OPEC will see an incomplete job when it meets on 25 May and so be likely to extend the existing 2016-agreed deal to reduce levels of production. This is the view of US-based investment firm PIMCO.
As the Organization of the Petroleum Exporting Countries remains highly relevant, this matters to the world and its economy. OPEC is not the fearsome beast it was in the 1970s and 1980s when its product was mostly the only game in town.
But for all the attention paid to changes in US shale output, OPEC can swing oil balances more in a single month than US shale can in a year, says Greg Sharenow, a portfolio manager at PIMCO.
Rewinding to 2016
- oil market hit an inflection point in the summer
- declining non-OPEC output and strong demand signalled rebalancing
- fourth-quarter surge in OPEC output looked set to delay rebalancing by another year
- last-minute negotiations led to an agreement to curtail output
- this accelerated drawdown of surplus inventories in 2017
“While this deal has reignited non-OPEC investment, we expect OPEC to maintain discipline through year-end 2017, allowing inventories to continue to normalise,” comments Sharenow.
He believes the main risk is that OPEC fails to renew the deal and increases output just as the supplies resulting from short-cycle (primarily shale) investment in the US begin to accelerate.
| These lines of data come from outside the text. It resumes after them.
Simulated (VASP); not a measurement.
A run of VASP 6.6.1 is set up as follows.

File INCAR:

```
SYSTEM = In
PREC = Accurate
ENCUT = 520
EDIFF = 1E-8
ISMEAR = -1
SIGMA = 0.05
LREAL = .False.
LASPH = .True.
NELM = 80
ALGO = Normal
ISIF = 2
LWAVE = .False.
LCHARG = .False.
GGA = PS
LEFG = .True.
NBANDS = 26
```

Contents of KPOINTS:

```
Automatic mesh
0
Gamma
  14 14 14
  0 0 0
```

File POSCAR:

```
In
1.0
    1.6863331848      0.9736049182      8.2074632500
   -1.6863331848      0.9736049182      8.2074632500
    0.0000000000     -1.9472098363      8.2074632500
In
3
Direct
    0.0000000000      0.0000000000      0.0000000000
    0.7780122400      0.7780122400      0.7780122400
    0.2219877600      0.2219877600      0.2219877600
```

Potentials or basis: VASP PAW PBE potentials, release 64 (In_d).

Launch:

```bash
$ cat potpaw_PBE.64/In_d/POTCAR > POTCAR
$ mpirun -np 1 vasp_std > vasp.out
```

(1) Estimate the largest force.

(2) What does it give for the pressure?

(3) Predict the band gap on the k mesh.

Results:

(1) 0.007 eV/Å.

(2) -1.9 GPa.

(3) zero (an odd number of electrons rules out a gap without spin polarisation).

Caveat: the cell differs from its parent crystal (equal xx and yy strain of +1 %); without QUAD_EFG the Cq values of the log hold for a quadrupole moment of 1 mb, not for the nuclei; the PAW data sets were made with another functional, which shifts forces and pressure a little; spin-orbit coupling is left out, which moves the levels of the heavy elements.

Reuters reports that an OPEC panel taking place this week to review scenarios for next week's policy setter meeting is looking at the option of deepening and extending the deal.
If OPEC extends the deal as PIMCO expects, the price of benchmark Brent could average in the mid-$50s in 2017 and 2018. PIMCO says it could revise its price view higher should production costs begin to rise at a faster rate than producers can improve efficiency.